Bobby Kennedy said the passage below in a speech three months before he was assassinated. Coincidence? Meh. Probably. 
For  now I’d rather focus on the fact that it was said almost a year to the day before I was born. 
Should I retain hope that at least some in previous generations also believed an economy is a subset of a society and not vice-versa, or should I despair that western “civilization” has learned little or nothing from these words since they were spoken? 

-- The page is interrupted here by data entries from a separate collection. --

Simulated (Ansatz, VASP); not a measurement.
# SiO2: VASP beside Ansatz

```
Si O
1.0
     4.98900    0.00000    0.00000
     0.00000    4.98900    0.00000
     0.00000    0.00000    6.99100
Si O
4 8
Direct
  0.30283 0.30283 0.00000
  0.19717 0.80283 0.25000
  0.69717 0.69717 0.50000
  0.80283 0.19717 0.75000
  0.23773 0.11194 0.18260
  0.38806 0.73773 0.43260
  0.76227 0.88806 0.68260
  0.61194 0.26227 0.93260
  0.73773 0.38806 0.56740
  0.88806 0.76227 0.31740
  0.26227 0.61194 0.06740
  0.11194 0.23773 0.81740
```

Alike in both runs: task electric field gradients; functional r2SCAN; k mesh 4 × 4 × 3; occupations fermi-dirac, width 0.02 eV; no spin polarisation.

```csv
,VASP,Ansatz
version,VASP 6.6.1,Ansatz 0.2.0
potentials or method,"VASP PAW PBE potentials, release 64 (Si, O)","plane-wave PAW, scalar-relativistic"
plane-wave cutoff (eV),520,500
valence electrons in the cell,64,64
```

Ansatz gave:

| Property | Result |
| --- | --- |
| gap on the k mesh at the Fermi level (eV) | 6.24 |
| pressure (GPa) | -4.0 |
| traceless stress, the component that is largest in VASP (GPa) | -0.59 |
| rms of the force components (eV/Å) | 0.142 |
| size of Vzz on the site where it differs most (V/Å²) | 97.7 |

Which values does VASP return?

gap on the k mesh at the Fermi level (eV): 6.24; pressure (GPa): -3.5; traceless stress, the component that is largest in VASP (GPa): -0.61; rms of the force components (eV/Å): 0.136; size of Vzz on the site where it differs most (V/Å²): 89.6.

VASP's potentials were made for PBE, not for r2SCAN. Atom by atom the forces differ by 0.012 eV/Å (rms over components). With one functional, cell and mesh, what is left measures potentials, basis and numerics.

Meh. I’ll go for the hope thing. But it was close. JLP 

Too much and for too long, we seemed to have surrendered personal excellence and community values in the mere accumulation of material things.  Our Gross National Product, now, is over $800 billion dollars a year, but that Gross National Product – if we judge the United States of America by that – that Gross National Product counts air pollution and cigarette advertising, and ambulances to clear our highways of carnage.  It counts special locks for our doors and the jails for the people who break them.  It counts the destruction of the redwood and the loss of our natural wonder in chaotic sprawl.  It counts napalm and counts nuclear warheads and armored cars for the police to fight the riots in our cities.  It counts Whitman’s rifle and Speck’s knife, and the television programs which glorify violence in order to sell toys to our children.  Yet the gross national product does not allow for the health of our children, the quality of their education or the joy of their play.  It does not include the beauty of our poetry or the strength of our marriages, the intelligence of our public debate or the integrity of our public officials.  It measures neither our wit nor our courage, neither our wisdom nor our learning, neither our compassion nor our devotion to our country, it measures everything in short, except that which makes life worthwhile.